The company, the nuclear business if GE Vernova, submitted the Future Nuclear Enabling Fund (FNEF) application with a UK team including Jacobs, Laing O’Rourke and Cavendish Nuclear along with Synthos Green Energy (SGE), an investor and developer from Poland.
GE Hitachi Nuclear Energy (GEH) is developing a UK supply chain which includes a memorandum of understanding with Sheffield Forgemasters for a potential supply agreement for UK-sourced steel forgings in support of the deployment of BWRX-300 SMRs.
“The biggest expansion of nuclear power for 70 years is underway in the UK and small modular reactors are front and centre in this rapid revival,” Andrew Bowie, minister for nuclear, said in a statement. “Today’s £33.6m in funding for GE Hitachi will help develop their design, putting us in an excellent position to become one of the first to deploy this game-changing tech.”
In conjunction with the FNEF grant, GEH will enter the Generic Design Assessment (GDA) process for the BWRX-300. GEH will be supported in the GDA by Jacobs, which has supported applications for new nuclear power plant projects in the UK since 2007.
Sean Sexstone, executive vice president, Advanced Nuclear, GEH, said: “We have confidence in our plans and we’re ready to go: the BWRX-300 is a deliverable design which is why we have been selected for SMR programmes around the world including in Canada, Poland and the United States. We will continue to work closely with the UK government to deliver a fleet of reactors here which can help the UK government meet its target of adding up to 24GW of nuclear capacity to the grid by 2050.
Designed to operate for 60 years, the BWRX-300 boiling water reactor has an electrical capacity of 300MWe and requires refuelling every 12 to 24 months. According to GEH, the BWRX-300 uses natural circulation and passive cooling isolation condenser systems ‘to promote simple and safe operating rhythms’. Using a combination of modular and open-top construction techniques, the BWRX-300 can be constructed in 24-36 months while achieving an approximate 90 per cent volume reduction in plant layout.

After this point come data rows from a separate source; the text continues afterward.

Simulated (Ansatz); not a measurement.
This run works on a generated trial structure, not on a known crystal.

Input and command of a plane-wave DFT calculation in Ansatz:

Commenting on the announcement, Tom Greatrex, chief executive of the Nuclear Industry Association, said: “This funding shows the UK is committed to supporting SMR development that we need to deliver clean power for net zero and good, green jobs for our communities.
“GE Hitachi’s BWRX-300 has already been ordered for deployment in Canada by a serious and respected nuclear utility in Ontario Power Generation, so it certainly has the potential to play a part in the UK’s own nuclear programme. The design is already being assessed by US and Canadian regulators, so this is also an early chance for the UK to show that we are serious about streamlining regulations and working efficiently with our allies to expedite nuclear deployment.”